Traders are looking at a modestly lower open for stocks as yesterday's after the market close earnings disappointment from Applied Materials (NASDAQ:AMAT) $11.94 has the semiconductor equipment maker ticking by at $11.57 in this morning pre-market trade, while Dow component General Motors (NYSE:GM) $36.05 is called down $1.65, or 4.5% to $34.40 after Banc of America downgraded the worlds largest automaker to "sell."
Banc of America also lowered the firm's projections for GM's free cash flow growth rate to 0% to 2%, representing a 23% decline from current levels. Banc of America also brought into question GM's dividend policy, saying the annual $2.00 per share dividend, which has the annual yield at 5.55% may be lowered as cash flows flatten out.
Dow component Coca-Cola (NYSE:KO) $39.00 looks to bounce from a new 52-week low set yesterday after the company met fourth quarter earnings expectations, but said it would take a restructuring charge of $400 million in 2003. In the recently completed quarter, KO said revenues rose 13.1% year-over-year to $4.8 billion, which was above the consensus estimate of $4.65 billion. Bottom line results had Coca-Cola earning $0.40 per share. The news had KO edging up at $39.41, a 1.05% rise from Tuesday's close.
Fears on "war with Iraq" and lackluster earnings have S&P futures (sp03h) 827.30 trading down 2.5 points. NASDAQ futures (nd03h) 970 are off 2 points, while Dow futures (dj03h) 7,820 are down 19 points.
Fair value for the S&P 500 today is $-0.06. That price will not change during the session. HL Camp & Company has their computers set for program buying at $0.54 and set for program selling at $-1.92.
Last night I received a follow up e-mail from a subscriber where I had posted an observation that he was making as to a downward trend coming into the play in the QQQ at yesterday high of $24.61, which also matched yesterday's DAILY R2 pivot analysis level for resistance. However, I couldn't figure out where the subscriber was getting resistance at the upper-end of a channel.
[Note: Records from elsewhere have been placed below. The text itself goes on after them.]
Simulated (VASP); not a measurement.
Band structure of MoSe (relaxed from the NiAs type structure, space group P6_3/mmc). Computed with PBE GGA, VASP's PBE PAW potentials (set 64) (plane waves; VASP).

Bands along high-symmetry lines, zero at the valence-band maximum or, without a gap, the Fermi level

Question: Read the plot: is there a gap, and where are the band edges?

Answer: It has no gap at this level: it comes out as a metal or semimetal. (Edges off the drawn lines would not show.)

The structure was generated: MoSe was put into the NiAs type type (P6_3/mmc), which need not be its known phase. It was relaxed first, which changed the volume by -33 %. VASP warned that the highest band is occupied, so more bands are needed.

It turns out he was using a somewhat "unconventional" method to create a channel, which did look to have some technical correlation with the way the QQQ has been traded since January 23rd.
While I was trying to reproduce "his channel" I place a regression channel on the QQQ from more "conventional" means at the recent relative highs set on December 2nd. I find it also correlates with resistance traded yesterday, but also gives an interesting correlation at the WEEKLY S2 level of support.
NASDAQ-100 Index Tracking Stock (QQQ) - Daily Interval
In last night's Index Trader Wrap we looked at the QQQ on a 15- minute time interval. That chart was the same chart above. All I've added to the daily interval chart show above is the Bollinger band (21-day SMA, 2 Std. Deviation) and a downward regression channel from the December 2nd high.
I wont say there is any "right" or "wrong" way to draw a trend. As long as the trend makes sense to the trader and the trader honors the trend in their trading until it is broken, then that is OK in my book. To think that everyone is trading a same set of levels or trends is a fallacy.